The Joint Administrator’s proposal notice for Tevva Motors has been published on Companies House shedding further light on the company’s demise, the failed bid to find a buyer and the plans for the final liquidation of the assets including vehicles, batteries and the manufacturing equipment at the company’s Tilbury factory.
The sale of the assets of Tevva Motors has been taking place during August as the joint administrators seek to liquidate the plant, machinery and stock associated with the company. According to the “Notice of administrators proposals” published on Companies House at the end of July, and in reference to the management acounts of the company at the end of April 2024, Tevva’s plant machinery and stock had a book valuation of over £27m.
However, Hilco Valuation Services (the company tasked with handling the liquidation of the equipment), has provided an indicative valuation for the tangible assets of the Company (as a whole) to recover in excess of £1m at auction.
Tevva had based its battery electric and fuel cell electric vehicle production on Iveco glider chassis and according to the sale catalogue had 283 of these on its books at the point of administration. These, along with a small number of prototype and other partially built-up vehicles appear to have been sold at the beginning of August. The sale of the remaining plant, equipment and stock is scheduled to close on 20 August. Further sale information is available at the Hilco Valuation Services website.
The Notice issued by the joint administrators reveals Tevva was operating at a significant, c. £22m EBITDA loss, for the 12 months ending December 2023, and according to the management accounts published in the “Notice” the business was running at a monthly loss of £32,000 per day (approx £1m per month) over the first four months of 2024.
Against this background, the joint administrators had been tasked with finding a buyer for the business at the time the company issued a Notice of Intention (NOi) to put the company into administration on 10 May 2024.
”As the process progressed,” sad the joint administrators in the proposals notice, ”although we received an indicative offer from one party, which comprised a number of existing shareholders and funders to the Company, this consortium required a short period of further due diligence which extended beyond the period of the second NOi, and we were not willing to recommend the filing of a third NOi.”
The administrators report continued: ”Accordingly, the consortium entered into a binding agreement with us, as Administrator, to fund all payroll and overheads for a short trading period post-Administration whilst they undertook this further due diligence in exchange for exclusivity. Accordingly, in the absence of alternative options, the Company was placed into Administration on 6 June 2024 and the exclusivity period commenced thereafter.”
Despite investing £674,000 in the company to keep it going during the due dilligence period, the consortium was unable to complete the purchase and at the end of June a decision was made by the joint administrators that ”due to insufficient funding and in the absence of any other credible offers, the Administrators switched from trading the business to managing an orderly wind-down and sale of assets by auction.” Following this, the majority of employees were made redundant on 28 June 2024.

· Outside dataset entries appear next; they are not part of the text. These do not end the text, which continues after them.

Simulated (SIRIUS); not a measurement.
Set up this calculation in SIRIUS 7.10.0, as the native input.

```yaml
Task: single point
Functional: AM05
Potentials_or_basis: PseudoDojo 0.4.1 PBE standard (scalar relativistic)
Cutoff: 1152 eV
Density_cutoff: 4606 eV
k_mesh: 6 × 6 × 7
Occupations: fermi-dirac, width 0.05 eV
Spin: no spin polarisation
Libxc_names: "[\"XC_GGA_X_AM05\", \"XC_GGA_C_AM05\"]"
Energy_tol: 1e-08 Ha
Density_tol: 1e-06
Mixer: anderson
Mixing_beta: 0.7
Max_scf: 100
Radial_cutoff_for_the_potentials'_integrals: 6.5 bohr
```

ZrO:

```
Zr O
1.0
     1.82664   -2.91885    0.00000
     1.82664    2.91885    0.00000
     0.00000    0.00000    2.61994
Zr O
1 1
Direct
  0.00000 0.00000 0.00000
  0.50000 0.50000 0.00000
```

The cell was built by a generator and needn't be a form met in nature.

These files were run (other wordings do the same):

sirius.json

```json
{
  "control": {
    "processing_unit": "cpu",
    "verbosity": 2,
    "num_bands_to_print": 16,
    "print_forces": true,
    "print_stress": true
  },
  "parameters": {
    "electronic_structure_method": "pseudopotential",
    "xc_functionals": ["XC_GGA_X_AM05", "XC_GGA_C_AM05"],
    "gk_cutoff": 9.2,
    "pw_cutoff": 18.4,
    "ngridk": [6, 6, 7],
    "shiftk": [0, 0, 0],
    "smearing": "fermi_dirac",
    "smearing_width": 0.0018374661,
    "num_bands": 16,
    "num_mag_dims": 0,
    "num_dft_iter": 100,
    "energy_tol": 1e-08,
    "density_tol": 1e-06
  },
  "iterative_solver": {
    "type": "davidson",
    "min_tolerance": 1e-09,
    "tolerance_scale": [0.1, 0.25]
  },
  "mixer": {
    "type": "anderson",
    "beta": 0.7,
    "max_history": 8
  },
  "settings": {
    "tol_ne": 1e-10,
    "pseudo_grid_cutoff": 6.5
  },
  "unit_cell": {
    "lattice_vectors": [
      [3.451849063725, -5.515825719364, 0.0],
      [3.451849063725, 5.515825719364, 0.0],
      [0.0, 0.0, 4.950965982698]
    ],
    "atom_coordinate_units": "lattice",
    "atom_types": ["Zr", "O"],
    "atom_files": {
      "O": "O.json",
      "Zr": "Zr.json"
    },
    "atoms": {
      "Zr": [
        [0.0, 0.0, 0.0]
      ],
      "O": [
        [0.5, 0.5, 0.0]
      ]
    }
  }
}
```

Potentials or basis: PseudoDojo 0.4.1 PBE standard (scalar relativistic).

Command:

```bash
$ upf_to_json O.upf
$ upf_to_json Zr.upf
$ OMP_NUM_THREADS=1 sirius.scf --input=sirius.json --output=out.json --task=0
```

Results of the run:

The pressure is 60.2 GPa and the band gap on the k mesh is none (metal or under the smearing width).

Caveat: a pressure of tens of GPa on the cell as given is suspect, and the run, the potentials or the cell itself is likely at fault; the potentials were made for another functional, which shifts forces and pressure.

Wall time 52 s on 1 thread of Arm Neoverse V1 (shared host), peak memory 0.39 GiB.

While this would appear to conclude any possibility of Tevva continuing as a going concern, the Notice added that “on 10 July 2024, the Administrators were approached by an alternative potential purchaser with whom several discussions have been held since”.
According to the Administrators report, they ”continue to liaise with this potential purchaser and two others in the hope that a going concern sale of the business can be achieved in the interests of maximising any realisations to creditors”. However, as time passes, the ”prospects of this happening are diminishing steadily. An update in relation to a sale of the business and/or assets will be detailed in our subsequent report”.